NASA is having fun, with the help of its Pleiades supercomputer, visualising the X-57 “Maxwell” electric experimental aircraft, reports nasa.gov. As the National Aeronautics and Space Administration said on National Aviation Day this week, “Aviation and aeronautics are as much a part of our mission as space travel!”
NASA is developing its first crewed X-plane in more than 20 years. Compared with conventional aircraft, the X-57 team has set a goal of using five times less energy and, if powered by electricity generated from renewable sources, producing zero inflight carbon emissions.
NASA states on its website, “The X-57’s unique propulsion system features 14 battery-powered electric motors and propellers; 12 to provide lift during take-off and landing, and one at the tip of each wing to provide forward thrust during flight.”
The Space Agency goes on to say, “In order to understand the aerodynamic effects of this design better, a team of engineers from three NASA centres – Ames Research in California’s Silicon Valley, Langley in Hampton, Virginia and Armstrong Flight Research in Edwards, California – are using supercomputers to simulate flight conditions for the X-57.
“The moment simulated here (see pic) is from the cruise phase of flight, with pressure shown on the aircraft surface (maroon: high pressure, dark blue: low pressure) and stream-wise velocity, or the speed and direction of air flowing toward the aircraft, near the X-57’s rightmost propeller (top left of image; red: high velocity, green/blue: lower velocities).”
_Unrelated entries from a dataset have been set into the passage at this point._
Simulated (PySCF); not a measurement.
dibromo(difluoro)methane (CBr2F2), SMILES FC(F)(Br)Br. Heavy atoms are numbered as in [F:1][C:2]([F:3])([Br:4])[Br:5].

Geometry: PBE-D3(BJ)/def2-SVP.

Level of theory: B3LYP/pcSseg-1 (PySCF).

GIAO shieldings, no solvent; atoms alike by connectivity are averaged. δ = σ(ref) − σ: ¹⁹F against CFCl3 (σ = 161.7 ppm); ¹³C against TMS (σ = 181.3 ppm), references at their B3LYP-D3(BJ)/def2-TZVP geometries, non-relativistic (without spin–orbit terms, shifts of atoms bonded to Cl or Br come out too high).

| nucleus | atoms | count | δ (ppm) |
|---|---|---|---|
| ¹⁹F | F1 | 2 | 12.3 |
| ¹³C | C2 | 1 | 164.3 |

NASA explains, these simulations help the team analyse the aircraft’s stability, its ability to stay in flight and change direction, as well as allow them to create an accurate computer model of aerodynamic performance to incorporate into the X-57 flight simulator.
By accurately predicting the impacts of the X-57’s propulsion system, the aerodynamic model ensures that its flight simulator performs in a manner consistent with actual flight and lets pilots test emergency scenarios and safe recovery measures.